Situated on the western coast, Vancouver is one of the prettiest cities in Canada. Part of the province of British Columbia, Vancouver has a population of around 2.5 million people. However, it is also one of the more expensive cities in terms of house prices in all of North America and the most expensive in Canada.
Vancouver was hit quite hard during the GFC, but unlike most other cities, it has bounced back incredibly since then. Since 2009, the median prices have gone up approximately 35%. This surge has been attributed greatly to international investors such as those from China.
Types of Property
Greater Vancouver’s median detached house price is around $890,000 as of May 2011. You can still buy houses for under $500,000 in areas such as Sunshine Coast and Maple Ridge, but in areas like West Vancouver and Richmond, you will easily pay over $1 million.
Condominiums (Apartments) are significantly cheaper and you can get into the pricier area of West Vancouver for around $600,000 or if that is still too much, you can pay around $250,000 in Port Coquitlam.
(Source: Real Estate Board of Greater Vancouver.)
Just like with most cities that have high property prices, the rental yields in Vancouver are quite low. 4% to 5% would be considered an achievable yield in most of Vancouver. However, you can achieve better yields in other Canadian cities such as Toronto and Montreal.

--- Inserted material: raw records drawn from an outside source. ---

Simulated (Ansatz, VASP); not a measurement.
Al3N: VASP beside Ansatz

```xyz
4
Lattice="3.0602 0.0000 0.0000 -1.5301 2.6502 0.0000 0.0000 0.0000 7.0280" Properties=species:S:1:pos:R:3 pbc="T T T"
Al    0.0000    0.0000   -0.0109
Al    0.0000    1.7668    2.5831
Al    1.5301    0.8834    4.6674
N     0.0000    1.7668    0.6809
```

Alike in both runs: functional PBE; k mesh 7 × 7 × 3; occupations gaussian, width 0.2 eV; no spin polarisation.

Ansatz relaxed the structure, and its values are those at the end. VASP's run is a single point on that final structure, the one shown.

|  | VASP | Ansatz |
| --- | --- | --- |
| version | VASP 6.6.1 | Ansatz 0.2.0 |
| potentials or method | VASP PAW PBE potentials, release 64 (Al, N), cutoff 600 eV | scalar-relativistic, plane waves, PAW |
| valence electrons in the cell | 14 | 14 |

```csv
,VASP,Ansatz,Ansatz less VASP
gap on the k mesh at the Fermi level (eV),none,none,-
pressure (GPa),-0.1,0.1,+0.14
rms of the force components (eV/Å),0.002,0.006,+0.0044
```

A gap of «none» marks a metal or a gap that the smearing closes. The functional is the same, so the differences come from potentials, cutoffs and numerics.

Just like with all property markets, there are opportunities if you are willing to do your research. Vancouver is a high priced city for housing and it would be wise to stay away from the higher end of the market that is possibly over-inflated at the moment. Stick to the fundamental principles of investing and find an area that is cheaper, with an increasing population and future development to attract people to the area.